Hunting Bugs with Bisect

Dec 22, 2021

A bug was introduced at some point in the last month. You know how to test for its existence, but don't know what code introduced it. What's the most effective way to find where the bug was created?

Most computer scientists have had to implement binary search – it's one of the more simple and intuitive algorithms that's also fast. But few utilize one of its more practical manifestations: git bisect. The algorithm goes like this: find the latest revision where the code works, and pick the middle revision between that and now. If that works, then the bug was introduced in a later revision, if it doesn't, the bug was introduced in an earlier revision. Continue until you find the bug – O( log n ) time complexity.
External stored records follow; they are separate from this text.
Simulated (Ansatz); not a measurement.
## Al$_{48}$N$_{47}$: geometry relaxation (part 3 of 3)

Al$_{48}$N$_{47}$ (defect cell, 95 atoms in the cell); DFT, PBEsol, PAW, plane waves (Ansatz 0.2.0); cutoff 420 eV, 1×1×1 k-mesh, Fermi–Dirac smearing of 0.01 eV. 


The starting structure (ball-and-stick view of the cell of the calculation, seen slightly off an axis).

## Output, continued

You could try every single revision to search for the bug, but that wouldn't be very quick. Instead, figure out the last time the code was working as intended, and bisect. Git doesn't always have the best UX, so maybe it's just hard to use bisect practically. Here's an example.

$ git bisect start
$ git bisect bad # current version is bad
$ git bisect good v0.9.0 # this was the last known good version

Then git will automatically pick the commit to test. Then run your unit test or script that checks for the bug, and report back to git with either git bisect good or git bisect bad.

Eventually, you'll get the exact revision where the bug was introduced, and you can remedy everything. git bisect reset will take you back to your original starting point.

You can even run your tests automatically at each commit with git bisect run your_script.